CALLER: Thank you, Rush. Jillion dittos for what you do.

RUSH: Thank you very much.

CALLER: Hey, I’m a moviegoer, and I go, I get to watch Algore do his movie trailer. I want you to do one. I would like anybody —

RUSH: Wait wait, wait, wait. Hold it a minute, hold it a minute. I am not a moviegoer, so I don’t know what you mean Algore — you mean a preview for his movie?

CALLER: Yes, sir. They’re doing their little global warming advertising before you get to see the movie you paid to go see. I have to watch Algore do his thing. And so I decided I’m a Rush fan, I’m on your mailing list, and I want Rush to do a movie trailer advertisement with the truth on it instead of the garbage.

RUSH: I would be glad to do it, be glad to film it, but what theaters do you think would actually run it?

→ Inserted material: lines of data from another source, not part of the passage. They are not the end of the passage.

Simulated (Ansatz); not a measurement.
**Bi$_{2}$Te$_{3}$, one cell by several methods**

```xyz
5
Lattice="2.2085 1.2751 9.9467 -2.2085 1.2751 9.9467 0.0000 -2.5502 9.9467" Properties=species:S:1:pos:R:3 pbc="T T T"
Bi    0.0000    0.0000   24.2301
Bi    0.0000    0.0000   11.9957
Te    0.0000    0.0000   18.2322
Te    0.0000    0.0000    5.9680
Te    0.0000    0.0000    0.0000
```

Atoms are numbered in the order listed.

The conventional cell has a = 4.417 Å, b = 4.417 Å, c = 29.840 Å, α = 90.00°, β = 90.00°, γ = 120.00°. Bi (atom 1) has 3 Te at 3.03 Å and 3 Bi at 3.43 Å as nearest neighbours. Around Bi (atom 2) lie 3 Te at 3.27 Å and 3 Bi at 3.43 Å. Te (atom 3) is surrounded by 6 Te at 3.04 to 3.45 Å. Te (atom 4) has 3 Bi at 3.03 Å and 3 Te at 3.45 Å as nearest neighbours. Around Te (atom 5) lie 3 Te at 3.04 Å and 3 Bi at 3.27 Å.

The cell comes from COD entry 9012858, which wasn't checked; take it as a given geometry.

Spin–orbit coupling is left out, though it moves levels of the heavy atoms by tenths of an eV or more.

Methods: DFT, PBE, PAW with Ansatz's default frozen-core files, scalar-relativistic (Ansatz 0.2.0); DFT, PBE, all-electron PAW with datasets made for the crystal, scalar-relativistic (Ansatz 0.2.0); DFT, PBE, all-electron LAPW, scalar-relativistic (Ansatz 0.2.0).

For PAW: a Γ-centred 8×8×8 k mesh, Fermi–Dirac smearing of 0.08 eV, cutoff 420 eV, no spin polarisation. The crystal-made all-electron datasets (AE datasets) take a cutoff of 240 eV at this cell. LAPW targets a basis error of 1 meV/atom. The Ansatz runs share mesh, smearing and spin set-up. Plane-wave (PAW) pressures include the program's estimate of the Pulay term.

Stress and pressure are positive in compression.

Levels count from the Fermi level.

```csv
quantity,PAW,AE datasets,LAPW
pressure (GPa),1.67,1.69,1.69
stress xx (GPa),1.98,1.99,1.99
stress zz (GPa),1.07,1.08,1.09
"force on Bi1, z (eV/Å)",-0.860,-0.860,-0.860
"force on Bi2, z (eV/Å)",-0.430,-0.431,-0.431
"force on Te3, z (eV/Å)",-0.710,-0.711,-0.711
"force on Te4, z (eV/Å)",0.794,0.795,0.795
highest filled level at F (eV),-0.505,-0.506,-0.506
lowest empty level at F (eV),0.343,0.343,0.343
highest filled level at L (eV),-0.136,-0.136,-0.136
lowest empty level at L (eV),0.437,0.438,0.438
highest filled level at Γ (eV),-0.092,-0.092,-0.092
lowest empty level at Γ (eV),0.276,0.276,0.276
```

CALLER: (Laughing.) Well, there’s a few, I think. There’s one ran the — you know, The Nativity Story, at Christmas, they —

RUSH: No chance. The only Christmas stuff that’s going to be on the big screen is if Tim Allen is in it.

CALLER: No, the Nativity Story was in a few theaters — I’m in Fort Collins, Colorado, the screener wanted me to ask you if you’d ever been here.

RUSH: Think one time. We had a little party out there. It was called Dan’s Bake Sale, and about 80,000 of us showed up.

CALLER: Wow.

RUSH: Yeah. We were there. It was on a Saturday. The NBC News, they called it a Republican Woodstock. See, what had happened was that I had started publishing the Limbaugh Letter. This was in the early days of the Limbaugh Letter. I got a note or an e-mail from this guy, Dan. And Dan said that his wife wouldn’t let him spend the money to buy it on his own, so he wanted to be able to have friends of his who got it, copy it, and give it to him so he could see it that way. Well, of course I can’t allow copyright violations like that. I would destroy the integrity of the publication. Also at the same time, little school kids were being prompted by teachers to do bake sales and then send the money to President Clinton to reduce the national debt. Of course we all know it was their parents baking the goods, these little kids, we’re talking about second and third graders standing outside selling cookies, cake, whatever it was they’re baking up, and Clinton kept the money.

So this bake sale was a big thing. So I got hold of this guy, I said, ‘You know, you are missing a golden opportunity. Your wife says no, so you conclude you don’t have any money. Do a bake sale, do Dan’s Bake Sale.’ His name was Dan. Where do you live? He said, ‘I live in Fort Collins, Colorado.’ ‘Well, do a bake sale. It wouldn’t take you long, 24 bucks for a subscription to The Limbaugh Letter.’ ‘Okay, I’ll do it.’ Well, all this happened on the air, and everybody wanted to be part of the bake sale. And I mean people from a restaurant in New Orleans went out there, the billboard owners gave us billboard space to promote the thing, and there were countless exhibitors selling things at this bake sale.

The funny thing was that the guy about whom this whole thing was about showed up with enough baked goods to last five minutes and then split, and then started trying to do his own Dan’s Bake Sales without me all over the country and didn’t draw flies.

Well, he might have drawn flies with — (laughing) but no, there were 80,000 of them gathered out there. Senator Hank Brown was with us out there, escorted out by a horse. I was standing right behind the rear end of horse walking out to the stage. It was raining all morning. As soon as I hit the stage, the skies broke, the sunshine came down. We flew into it on a helicopter because there was a traffic jam on the interstate highway for miles, people trying to get to this place. So, yeah, been to Fort Collins. I’m sorry you missed it, Lynette.